Actor hopes dream role as Frankie Valli will set the stage for more breakthroughs.


For Will Stephan Connell C’13, the sixth time was the charm.

A Jersey boy himself, Connell grew up steeped in the music of Frankie Valli and the Four Seasons. At 14, blessed with the requisite high tenor, he sang Valli’s hit, “Can’t Take My Eyes Off of You,” in a solo showcase at the Paper Mill Playhouse in Millburn, New Jersey. In 2018, he performed a Four Seasons tribute concert at New Hampshire’s Interlakes Theatre.

But when Connell tried out for Jersey Boys, the sleek jukebox musical dramatizing the band’s triumphs and travails, he kept hitting dead ends. He never landed even an ensemble part. It was only after vainly auditioning for the Broadway national tour (twice), an off-Broadway revival (where he was one of two finalists to understudy the lead), and two regional productions that the 33-year-old Connell finally got the chance to play his dream role.

At Philadelphia’s Walnut Street Theatre this past fall, under the direction of Richard Stafford, Connell’s Valli evolved from shy Italian American street kid to confident, charismatic star, with a voice to match. Writing in the Philadelphia Inquirer, one critic noted approvingly that Connell “nails the famous falsetto every time.” 

The songs in Jersey Boys were never the problem, Connell says. But Valli’s life arc, with its tragic reversals, would have been more of a challenge for his younger self. “Emotionally, as an actor, I would not have been ready any sooner to do the part,” he says.    

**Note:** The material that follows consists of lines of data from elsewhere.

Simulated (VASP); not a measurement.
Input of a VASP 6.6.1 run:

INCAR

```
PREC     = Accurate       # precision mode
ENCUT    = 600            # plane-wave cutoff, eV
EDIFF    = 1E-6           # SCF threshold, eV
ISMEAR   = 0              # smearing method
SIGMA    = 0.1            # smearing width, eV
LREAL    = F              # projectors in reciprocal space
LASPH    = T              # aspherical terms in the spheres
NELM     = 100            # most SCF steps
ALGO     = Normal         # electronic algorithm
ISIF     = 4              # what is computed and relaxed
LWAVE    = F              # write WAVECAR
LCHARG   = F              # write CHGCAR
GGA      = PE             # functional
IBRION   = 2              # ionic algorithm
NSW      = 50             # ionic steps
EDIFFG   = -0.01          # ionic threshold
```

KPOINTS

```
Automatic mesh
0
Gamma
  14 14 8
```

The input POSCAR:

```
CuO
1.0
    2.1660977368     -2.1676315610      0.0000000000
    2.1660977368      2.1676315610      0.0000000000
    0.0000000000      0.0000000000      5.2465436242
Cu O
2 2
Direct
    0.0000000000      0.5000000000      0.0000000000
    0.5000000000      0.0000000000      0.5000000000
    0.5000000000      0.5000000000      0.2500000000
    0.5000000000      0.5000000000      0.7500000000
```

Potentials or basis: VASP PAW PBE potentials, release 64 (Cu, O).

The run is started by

“You can have someone who sounds beautiful, but if there’s nothing going on behind the eyes, it’s not so exciting to watch.”

An enthusiast of both Sondheim and Shakespeare, Connell majored in theatre arts at Penn, where he was president of Penn Singers. He has been performing professionally ever since, toggling between Philadelphia and other East Coast venues. Over the years, his roles have included Frederic in The Pirates of Penzance,Laurie in Little Women, Jack in Into the Woods, Bobby in Company, and Harry Houdini in Ragtime.     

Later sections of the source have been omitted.